Energy in the Workplace

How Energy Can Serve as a Resource to Enhance Engagement and Performance

The Law of Conservation of Energy states that energy cannot be created nor destroyed.  It can only be transferred from one form to the next or between objects.  We know this in the context of thermal or motion energy, but what about the energy we recognize as existing between two people?  This would suggest that individuals acquire energy and frequently exchange that energy between one another.  Owens, Baker, Sumpter, and Cameron (2016) refer to this as relational energy and argue that this form of energy comes from the interactions we have with those around us.  In the real world, this can exist in a multitude of contexts. Sport commentators may describe the energy of a crowd or a team that fueled them to victory.  A friend may describe the lack of energy they felt in respect to their first date.  In the organizational context, relational energy exists between coworkers and often serves as a mechanism that influences behavior, especially as it relates to doing work.  Owens and colleagues (2016) describe it as a resource for employees that motivates them towards performance.  

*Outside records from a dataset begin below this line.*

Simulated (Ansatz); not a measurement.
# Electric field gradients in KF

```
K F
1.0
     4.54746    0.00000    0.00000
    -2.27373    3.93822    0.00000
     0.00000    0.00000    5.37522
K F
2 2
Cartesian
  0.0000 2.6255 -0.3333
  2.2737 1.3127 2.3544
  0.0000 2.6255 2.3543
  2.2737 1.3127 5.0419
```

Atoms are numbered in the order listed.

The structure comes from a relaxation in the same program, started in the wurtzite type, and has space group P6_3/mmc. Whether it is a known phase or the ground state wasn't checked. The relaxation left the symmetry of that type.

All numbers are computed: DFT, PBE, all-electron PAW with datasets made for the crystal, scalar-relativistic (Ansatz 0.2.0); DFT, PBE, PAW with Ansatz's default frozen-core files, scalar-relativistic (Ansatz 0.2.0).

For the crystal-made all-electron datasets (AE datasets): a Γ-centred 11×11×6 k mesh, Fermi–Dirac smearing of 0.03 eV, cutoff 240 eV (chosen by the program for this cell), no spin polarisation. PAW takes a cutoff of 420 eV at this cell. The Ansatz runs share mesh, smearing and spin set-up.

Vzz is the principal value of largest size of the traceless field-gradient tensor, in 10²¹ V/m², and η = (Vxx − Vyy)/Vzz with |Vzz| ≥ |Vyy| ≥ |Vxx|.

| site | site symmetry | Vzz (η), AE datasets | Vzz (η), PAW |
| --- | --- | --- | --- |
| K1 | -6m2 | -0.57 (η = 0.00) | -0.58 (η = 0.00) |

This form of energy is familiar to us. We can call to mind experiences in which we came away from a meeting feeling enthusiastic and inspired.  Or, on the contrary, perhaps we walked away feeling drained and averse to the work that was needed to be done.  In this light, when relational energy is abundant, employees are driven and have purpose.  When it is lacking, or potentially de-energizing, employees lack commitment to projects.  

For years, energy has been an elusive concept that has been difficult to pin down.  It is easy to conflate energy with other work experiences such as social support or positive leadership, but research has shown that relational energy is distinct from these other concepts and adds a unique contribution to the workplace and the employee experience (Owens et. al, 2016).  As previously mentioned, energy in organizations can be a resource for employees and offer a buffer to increased job demands and stress.  Other workplace resources include but are not limited to: compensation, necessary supplies, emotional support, and training.  All of these, in addition to energy, provide employees with what is needed to complete the work that is asked of them while also attempting to maintain employee satisfaction, engagement, and performance.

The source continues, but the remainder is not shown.